Well here we are late April and we wake up to snow. Now last monday is was 85 degrees...Mother Nature is apparently feeling bipolar. Oh well... we will wait for it to melt because what else can we do...
So I always go back and read my last post to connect them. We are picking another fundamental of relationships. I left it as support or humility. So when I decide which one I always go and look up the meaning of them. Humility is interesting so we will start with that one and maybe pick up support because ironically when I wrote it I wasn't realizing how intertwined they were...
So humility brings you back to the word humble. Humble: not proud or arrogant. Having a feeling of inferiority.Now humility is:the condition of being humble, the modest estimate or opinion of one's own importance or rank.
Humble and humility. They are surely needed in a relationship. Because sometimes, you need to put the other person before yourself. I'm not in the slightest saying not to be proud, please go on and be proud...but there is no room for arrogance in a relationship. Because if you pick the word relationship apart...rela would be meaning to relate...tion is a suffix, and ship- uuummm we are on this boat together, and we have to sail it. That is how I see a relationship. Two people on a boat, no sailor just them. They need to man the boat safely through the waters of life. And to be humble while doing so, would that be hard? Possibly for some people but those are the ones that need to practice it the most. I am not saying to be submissive here all the time by any means. I am saying that there is a time and a place to bring yourself down to another level so that the other person can be lifted to importance. Little gestures of kindness, little gestures of love and devotion. Nothing needs to be big. These are all simple small adjustments that can be done.
How do I be humble? How do I practice humility? Well how about this for example: when someone calls you and they begin to tell you they have had a bad day, listen to them. Do not interrupt with a problem you may be having. They called you because they needed you. Do not take that need away and turn the subject on to yourself. Listen and look for small opportunities to do good for another and to take yourself down a notch. We could all use a slice of humble pie now and again...there are no calories involved.
So is being humble some how related to being supportive? The meaning of support: to bear or hold up, to maintain, AND----to undergo, or endure especially with patience and submission, tolerate. Well that is interesting...To endure with submission...to hold up with humility...what do you think? To give strength to something else by being there and holding a quiet ground. Not shouting out, " I am here holding you up in your time of need, look at me doing good by you. Heeyyy I am being a very good supporter here." That's all wrong and so many times we all fall into that trap, because we want people to notice we are being humble...and that is missing the boat my friends...missing the boat all together.

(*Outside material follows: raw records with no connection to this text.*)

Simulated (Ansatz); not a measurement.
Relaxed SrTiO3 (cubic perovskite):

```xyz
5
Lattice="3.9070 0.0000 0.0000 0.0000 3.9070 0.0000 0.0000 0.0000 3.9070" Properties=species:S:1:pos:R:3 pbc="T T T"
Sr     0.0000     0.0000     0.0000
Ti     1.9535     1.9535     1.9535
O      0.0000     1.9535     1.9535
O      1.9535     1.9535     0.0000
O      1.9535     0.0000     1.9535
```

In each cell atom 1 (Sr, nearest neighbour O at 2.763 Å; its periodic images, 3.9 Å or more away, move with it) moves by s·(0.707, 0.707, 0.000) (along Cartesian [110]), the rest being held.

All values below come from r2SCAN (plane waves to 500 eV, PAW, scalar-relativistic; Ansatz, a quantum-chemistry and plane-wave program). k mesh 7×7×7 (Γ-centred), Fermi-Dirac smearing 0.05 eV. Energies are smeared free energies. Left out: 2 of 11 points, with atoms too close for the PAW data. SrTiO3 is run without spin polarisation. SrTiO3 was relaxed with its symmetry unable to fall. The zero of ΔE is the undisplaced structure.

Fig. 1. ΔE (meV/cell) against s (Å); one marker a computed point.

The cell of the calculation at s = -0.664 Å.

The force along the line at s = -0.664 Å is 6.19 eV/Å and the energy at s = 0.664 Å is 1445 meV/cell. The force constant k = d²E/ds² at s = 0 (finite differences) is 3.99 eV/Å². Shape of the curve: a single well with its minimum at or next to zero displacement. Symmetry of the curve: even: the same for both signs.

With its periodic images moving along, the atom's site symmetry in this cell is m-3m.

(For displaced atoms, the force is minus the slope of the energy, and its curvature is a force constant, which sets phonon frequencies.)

Support in a relationship is the bow and the stern and the sails...they make the ship move in one direction. They keep the ship together. Unified. Oooo now there is a nice word. I think support is almost self explanatory...Just hold it up, just be there to give. Be there. Just be strong. Lift the other person. Hold the other person up. Give them what they need and take nothing until later when they give it to you.
And alas we have come to the conclusion for the time being. Sail your ship with your partner. Sail it together, through the sun and the cloudy days. Sail it together through the stormy days as well. Everything is better if you do it together.
Wishing you love and peace this week, hoping it finds you well.